# Please post great/funny reviews



## KZOR (11/3/17)

I watch alot of reviews and my favourite reviewer is Jai Haze. He can be very very funny at times and so i thought it would be nice if anyone came across a great review (something different) and posted it.
I really enjoyed Jai's latest one.

Reactions: Like 2 | Funny 2


----------



## incredible_hullk (11/3/17)

What the egg...was he high or drunk...and where's the warning: no roosters were harmed in the making of this... oh wait they don't lay eggs

Reactions: Funny 1


----------



## incredible_hullk (12/3/17)

Here's another crazy one... I think I need some crazy American vape juice to go like them

Reactions: Like 2


----------



## Spydro (12/3/17)



Reactions: Winner 1 | Funny 1


----------



## incredible_hullk (12/3/17)

Spydro said:


>



I'm clearly gng to the wrong shops @Spydro


----------



## Mahir (12/3/17)

If you want funny, watch the Vape Team on YouTube. Damn those guys are hilarious. Mike vapes is on the show.


----------



## SmokeyJoe (12/3/17)

KZOR said:


> I watch alot of reviews and my favourite reviewer is Jai Haze. He can be very very funny at times and so i thought it would be nice if anyone came across a great review (something different) and posted it.
> I really enjoyed Jai's latest one.



Bloody brilliant


----------



## Normz (12/3/17)

R18 for foul language, I'll just leave this here...


----------



## KZOR (24/3/17)

Watch from 7:30 to 10:00

Reactions: Funny 2


----------



## WELIHF (24/3/17)

Normz said:


> R18 for foul language, I'll just leave this here...

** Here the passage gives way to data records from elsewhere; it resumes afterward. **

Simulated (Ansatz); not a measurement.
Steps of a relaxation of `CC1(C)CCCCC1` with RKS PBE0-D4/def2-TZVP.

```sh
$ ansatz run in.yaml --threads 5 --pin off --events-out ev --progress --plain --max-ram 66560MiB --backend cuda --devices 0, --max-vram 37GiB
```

I just watched this, this device has an 8volt ramp up..unchangeable, can you imagine putting 150w through a single coil flavour tank like a serpent...


----------



## kev mac (25/3/17)

KZOR said:


> I watch alot of reviews and my favourite reviewer is Jai Haze. He can be very very funny at times and so i thought it would be nice if anyone came across a great review (something different) and posted it.
> I really enjoyed Jai's latest one.


. Seems like a good guy to pay for mods to giveaway.Funny though, I didn't know roosters laid eggs.


----------



## kev mac (25/3/17)

Normz said:


> R18 for foul language, I'll just leave this here...



I have watched this guy many times and he certainly is a potty mouth,that said is it just me or does he have a huge head on a small body?P.S. Check out Teamnosteep on YouTube.Donnie the host does mostly juice reviews and if he doesn't like the juice he has no problem saying so.The faces and coughing fits are classic.

Reactions: Informative 1


----------



## incredible_hullk (25/3/17)

kev mac said:


> I have watched this guy many times and he certainly is a potty mouth,that said is it just me or does he have a huge head on a small body?P.S. Check out Teamnosteep on YouTube.Donnie the host does mostly juice reviews and if he doesn't like the juice he has no problem saying so.The faces and coughing fits are classic.


He has got some serious rage issues...don't like his reviews except for the beer reviews. His vaping reviews suck imho

Reactions: Agree 1


----------



## kev mac (25/3/17)

incredible_hullk said:


> Here's another crazy one... I think I need some crazy American vape juice to go like them



Two words: Sex sells!

Reactions: Agree 1


----------